Four men were found guilty for their roles in a terrorist conspiracy stemming from the 2016 murder of a Catholic priest in Normandy.
Father Jacques Hamel died after two attackers slit his throat in front of a group of hostages that included an elderly couple and two nuns in his church Saint-Etienne-du-Rouvray in Normandy, France. At least one other churchgoer was harmed in the attack which was claimed by the Islamic State.
Hamel was 85 at the time of the July 26, 2016 attack.
Police later killed the teenage attackers, Abdel Malik Petitjean and Adel Kermiche, as they left the church. Petitjean and Kermiche claimed in a video they were members of a terrorist organization.
The four men tried in a Parisian court were accused of having aided or encouraged the attack.
Only three of the defendants appeared in court. They argued that while they associated with Petitjean and Kermiche, they were not themselves terrorists. They also asked for forgiveness during the trial.
The judge ultimately ruled they were guilty of criminal association with terrorists.
Jean-Philippe Steven Jean-Louis, 25, was sentenced to 13 years in prison. He had traveled with Petitjean through Turkey to Syria in the weeks before the attack and shared his views on Islam on Telegram.
Fraid Khelil, a 36-year-old cousin of one of the attackers, knew of the planned attack and supported it, according to prosecutors. He was sentenced to 10 years in prison.
As part of his defense, Khelil made “an apparent effort to distance himself from the religious extremists” and “testified at the trial that he is bisexual, non-religious and spent his time drinking alcohol and smoking cannabis,” per AP News.

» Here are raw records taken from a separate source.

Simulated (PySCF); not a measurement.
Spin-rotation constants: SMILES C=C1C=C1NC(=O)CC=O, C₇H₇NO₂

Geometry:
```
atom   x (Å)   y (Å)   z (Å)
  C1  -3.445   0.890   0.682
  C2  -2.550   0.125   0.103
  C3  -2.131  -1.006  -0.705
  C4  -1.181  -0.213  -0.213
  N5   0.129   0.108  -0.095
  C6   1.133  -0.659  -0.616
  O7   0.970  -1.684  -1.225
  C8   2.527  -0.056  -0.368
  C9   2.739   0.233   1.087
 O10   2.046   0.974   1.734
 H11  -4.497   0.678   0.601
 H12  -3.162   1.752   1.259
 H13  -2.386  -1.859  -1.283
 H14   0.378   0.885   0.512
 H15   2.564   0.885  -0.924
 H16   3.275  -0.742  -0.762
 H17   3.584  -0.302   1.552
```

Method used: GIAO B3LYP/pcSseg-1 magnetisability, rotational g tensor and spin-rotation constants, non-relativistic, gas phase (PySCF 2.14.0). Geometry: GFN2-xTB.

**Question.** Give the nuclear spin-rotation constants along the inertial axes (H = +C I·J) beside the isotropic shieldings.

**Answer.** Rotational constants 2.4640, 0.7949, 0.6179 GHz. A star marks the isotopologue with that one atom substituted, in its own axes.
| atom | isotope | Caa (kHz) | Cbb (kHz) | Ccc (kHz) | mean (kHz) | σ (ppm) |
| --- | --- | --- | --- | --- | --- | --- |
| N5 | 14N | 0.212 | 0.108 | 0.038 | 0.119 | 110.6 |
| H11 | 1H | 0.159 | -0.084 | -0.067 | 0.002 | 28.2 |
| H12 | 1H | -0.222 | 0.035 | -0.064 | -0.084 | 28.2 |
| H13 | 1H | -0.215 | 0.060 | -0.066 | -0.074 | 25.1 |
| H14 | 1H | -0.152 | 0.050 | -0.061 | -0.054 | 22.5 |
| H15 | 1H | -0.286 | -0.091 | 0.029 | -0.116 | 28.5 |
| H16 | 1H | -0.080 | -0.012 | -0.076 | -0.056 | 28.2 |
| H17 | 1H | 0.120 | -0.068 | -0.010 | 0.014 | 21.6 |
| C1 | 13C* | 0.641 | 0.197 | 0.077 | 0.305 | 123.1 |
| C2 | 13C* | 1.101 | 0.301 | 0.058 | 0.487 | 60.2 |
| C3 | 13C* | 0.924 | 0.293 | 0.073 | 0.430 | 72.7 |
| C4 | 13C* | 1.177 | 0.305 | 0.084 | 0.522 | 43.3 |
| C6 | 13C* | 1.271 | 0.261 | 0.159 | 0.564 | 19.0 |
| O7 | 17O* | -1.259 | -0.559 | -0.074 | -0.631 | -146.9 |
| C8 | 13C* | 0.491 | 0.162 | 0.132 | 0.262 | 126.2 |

Yassine Sebaihia, 27, was sentenced to eight years in prison. He had visited Kermiche two days before the attack and was aware of his plans. Prosecutors said he has been seeking “religious lessons” from the attacker.
The only defendant who did not appear in court was Rachid Kassim. Kassim was sentenced to life in prison for his role as an Islamic State recruiter and for using social media to encourage the attack on Father Hamel.
The Frenchman had previously been sentenced to life in absentia in 2019 after he ordered a failed attack near the Notre Dame Cathedral. Kassim possibly died in 2017 in Iraq following a drone strike. His death has not been confirmed
In an audio recording discovered by investigators, Kassim told the attackers, “Pounce on the infidels like a hungry lion pounces on its prey.”
In the days after the attack, witnesses testified the attackers yelled “Allahu Akbar” and forced Hamel to kneel.
“They forced him to his knees. He wanted to defend himself. And that’s when the tragedy happened,” testified one of the nuns, known as Sister Danielle, per Fox News.
In October 2016, Pope Francis granted the French catholic church permission to begin a sainthood investigation for Hamel. Typically the Vatican requires a waiting period of five years before it will authorize a sainthood investigation.
Hamel’s murder was just over a year and a half after the January 2015 jihadist attack at Charlie Hebdo, the satirical French newspaper, that left more than 25o people dead.
The Archbishop of Rouen released a statement saying the convictions were an act of justice and for the “good of society.”